How Are Ping Pong Balls Made, Step by Step

Ping pong balls are made by molding two hollow half-shells of plastic, bonding them together with a chemical solvent, then sanding, polishing, and testing the finished sphere. The entire process transforms flat plastic material into a ball that must weigh exactly 2.67 to 2.77 grams and measure 40 millimeters in diameter. What looks like a simple hollow ball actually goes through a surprisingly precise manufacturing sequence.

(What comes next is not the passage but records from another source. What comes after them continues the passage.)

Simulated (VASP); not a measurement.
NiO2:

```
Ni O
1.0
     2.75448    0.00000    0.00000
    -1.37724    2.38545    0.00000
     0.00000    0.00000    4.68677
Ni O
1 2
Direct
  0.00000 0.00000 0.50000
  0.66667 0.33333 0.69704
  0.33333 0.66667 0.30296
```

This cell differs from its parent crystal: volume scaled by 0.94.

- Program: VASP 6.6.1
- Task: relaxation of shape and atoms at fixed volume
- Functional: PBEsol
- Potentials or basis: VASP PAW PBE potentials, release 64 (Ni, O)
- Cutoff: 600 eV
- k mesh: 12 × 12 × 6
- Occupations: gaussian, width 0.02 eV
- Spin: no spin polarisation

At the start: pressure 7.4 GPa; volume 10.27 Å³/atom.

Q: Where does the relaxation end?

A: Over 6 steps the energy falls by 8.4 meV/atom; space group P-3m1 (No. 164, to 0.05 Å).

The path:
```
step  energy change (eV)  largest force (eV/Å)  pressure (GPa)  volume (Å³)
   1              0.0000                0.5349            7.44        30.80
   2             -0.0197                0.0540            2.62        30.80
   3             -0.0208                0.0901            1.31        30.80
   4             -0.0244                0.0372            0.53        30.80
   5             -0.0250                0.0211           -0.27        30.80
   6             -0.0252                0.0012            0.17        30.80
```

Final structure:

The Material: From Celluloid to ABS Plastic

For over a century, ping pong balls were made from celluloid, a semi-synthetic plastic derived from plant cellulose. Celluloid gave balls a distinctive feel and bounce, but it came with a serious drawback: it’s highly flammable. Shipping large quantities of celluloid balls created genuine fire hazards during transportation, and the material was expensive to produce safely.

In July 2014, the International Table Tennis Federation made non-celluloid plastic balls mandatory for all sanctioned events. Modern balls are made from ABS (acrylonitrile butadiene styrene), the same type of durable plastic found in LEGO bricks and computer keyboards. ABS is cheaper, far safer to transport, and can be manufactured with tighter consistency. You can still find celluloid balls on the market, but competitive play has moved on entirely.

Molding the Half-Shells

Every ping pong ball starts as two separate hemispheres. The raw ABS plastic is heated until it becomes pliable, then shaped using one of two methods depending on the type of ball being produced.

For traditional seamed balls, thin plastic sheets are stamped or compression-molded into half-shell shapes using metal molds pressed together under high pressure. Each mold is machined to precise dimensions so the resulting hemisphere has uniform wall thickness. The edges of each half-shell extend outward into a small flange, a flat lip that will later be used to join the two halves together.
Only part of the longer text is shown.